Siddhartha was not aware of the suffering in the past.  However, he did now after the tour outside the palace walls. He wanted to find solutions to end suffering. As a result, Siddhartha left the palace, his wife, and his son to search for answers.  He climbed down the ladder from the palace and rode his horse. Meanwhile, Mara, the god of desire, tempted Siddhartha.  Mara told him that if he would go back to the palace, he could have everything in the world.  He also told Siddhartha that his destiny was to be a king.  Therefore, he should go back to the palace.  Siddhartha refused the temptation and kept riding his horse.

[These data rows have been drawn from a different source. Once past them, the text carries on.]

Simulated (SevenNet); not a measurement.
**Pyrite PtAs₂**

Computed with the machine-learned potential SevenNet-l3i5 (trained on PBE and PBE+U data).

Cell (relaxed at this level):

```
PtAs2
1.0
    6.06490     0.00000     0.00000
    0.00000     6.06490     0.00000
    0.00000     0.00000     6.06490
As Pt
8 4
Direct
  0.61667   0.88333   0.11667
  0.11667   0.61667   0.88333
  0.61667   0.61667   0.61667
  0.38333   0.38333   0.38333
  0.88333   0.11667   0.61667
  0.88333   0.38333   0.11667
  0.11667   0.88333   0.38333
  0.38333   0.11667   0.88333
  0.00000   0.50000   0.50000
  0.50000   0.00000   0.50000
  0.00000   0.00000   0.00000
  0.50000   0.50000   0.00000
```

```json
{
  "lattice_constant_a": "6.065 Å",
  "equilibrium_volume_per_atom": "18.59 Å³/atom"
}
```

Siddhartha wandered from town to town, searching for solutions to his questions.  During his journey, he met a seeker who renounced the world and embraced poverty.  The seeker thought by doing that, the seeker would escape reincarnation.  Siddhartha joined the seeker and practiced the seeker’s way for many years.  Nevertheless, he was unsatisfied with the practice. As a result, Siddhartha left the seeker and continued to search for the truth.

Siddhartha continued to wander from town to town. He found a godly man.  The pious man practiced yoga and meditation in order to achieve ultimate happiness.  Siddhartha joined the holy man and practiced yoga and meditation for so many years.  However, he was still unsatisfied with the practices.  Siddhartha believed that practicing yoga and meditation did not solve the problem of suffering. As a result, he left the virtuous man.

Siddhartha continued his journey from town to town.  He came across five ascetics.  The five ascetics believed practicing asceticism could escape the cycle of birth and rebirth.  Siddhartha joined the five ascetics and began practicing asceticism.  He practiced asceticism for six years with the five ascetics.  Siddhartha took his austerity even further.  He deprived worldly goods by practicing self-mortification.

By practicing self-mortification, his body was weakened day by day.  On the edge of death, Siddhartha reconsidered his ascetic practices.  He thought that his practice did not help him find the path to ultimate happiness.  Siddhartha was disappointed. Meanwhile, he remembered one event when he and his father sat by the river.  Siddhartha felt a perfect world in front of his eyes. He also felt a sense of happiness and serenity.

Suddenly, Siddhartha decided that he wanted to feel that same feelings again.  He also did not want to give up searching the path to ultimate happiness. Therefore, one day, Siddhartha sat under the Bodhi tree in a Buddha’s position and began to mediate.  During his meditation, he realized as the sun moved, the shadows of the trees also moved.  However, Siddhartha noticed that he and the Bodhi tree where he sat at remained in the same spot.  He realized a tree was still a tree no matter if the sun moved.   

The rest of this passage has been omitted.